Eastern Regional Fire Service Commander, ACFO Joshua Nguah
Issue with road markings
ACFO Nguah blamed some of these accidents to the absence of white markings on the road, which he said makes it difficult for drivers at night, and the failure of heavy trucks to use triangle reflectors to caution other road users.
“What I have noticed is that, the markings on the main Kumasi highway is not visible enough, in some cases there are no markings at all and drivers plying the route face difficulties in staying in their designated lanes, others who drive with their highlights on also impair the sight of the opposite drivers making it difficult for them to see clearly.”
“Secondly, bigger trucks who faces challenges and suffer breakdowns in the course of their journey leave their trucks at the edge of the road without using reflective triangles to warn approaching vehicles. The recent accident which led to the death of the former member of parliament for Akwatia is as a result of somebody’s negligence; it could have easily been avoided if the truck which was parked at the roadside had triangular reflector warning sign displayed,” he said.

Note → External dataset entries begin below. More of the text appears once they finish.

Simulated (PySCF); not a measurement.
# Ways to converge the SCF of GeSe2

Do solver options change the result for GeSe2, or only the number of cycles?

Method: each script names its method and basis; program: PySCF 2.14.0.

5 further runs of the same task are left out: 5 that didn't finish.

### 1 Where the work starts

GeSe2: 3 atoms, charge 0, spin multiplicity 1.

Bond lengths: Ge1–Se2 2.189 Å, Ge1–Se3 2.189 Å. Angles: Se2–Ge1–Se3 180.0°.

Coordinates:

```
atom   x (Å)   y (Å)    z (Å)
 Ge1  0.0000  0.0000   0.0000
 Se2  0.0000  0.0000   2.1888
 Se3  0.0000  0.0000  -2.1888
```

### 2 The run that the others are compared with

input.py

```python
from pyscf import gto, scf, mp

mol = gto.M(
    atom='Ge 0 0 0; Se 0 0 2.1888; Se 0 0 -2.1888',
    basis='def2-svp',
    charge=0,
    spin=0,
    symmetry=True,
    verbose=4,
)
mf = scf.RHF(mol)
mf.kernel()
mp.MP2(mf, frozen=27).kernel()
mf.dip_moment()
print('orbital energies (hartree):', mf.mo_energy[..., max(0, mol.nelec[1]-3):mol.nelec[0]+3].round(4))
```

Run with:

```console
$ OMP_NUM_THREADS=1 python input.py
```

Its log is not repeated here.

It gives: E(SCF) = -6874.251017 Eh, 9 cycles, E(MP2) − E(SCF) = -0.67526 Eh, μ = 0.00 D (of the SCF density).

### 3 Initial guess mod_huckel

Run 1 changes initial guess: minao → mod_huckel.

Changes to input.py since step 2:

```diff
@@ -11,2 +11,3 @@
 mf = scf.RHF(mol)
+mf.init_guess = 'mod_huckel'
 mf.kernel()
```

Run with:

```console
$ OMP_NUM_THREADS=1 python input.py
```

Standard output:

Nguah thus called for a collaborative effort from the Police service, the National Road Safety, Ghana Highways Authority, and other stakeholders to reduce the carnage on the roads.
“Going forward, I believe one of the measures we can employ to avert the carnage on our roads is that we should collaborate with all the stakeholders. The Police needs to inform us the fire service; give details on broken down trucks parked on sides of the roads; we have machines we can use to tow these trucks from the roadside to safer places.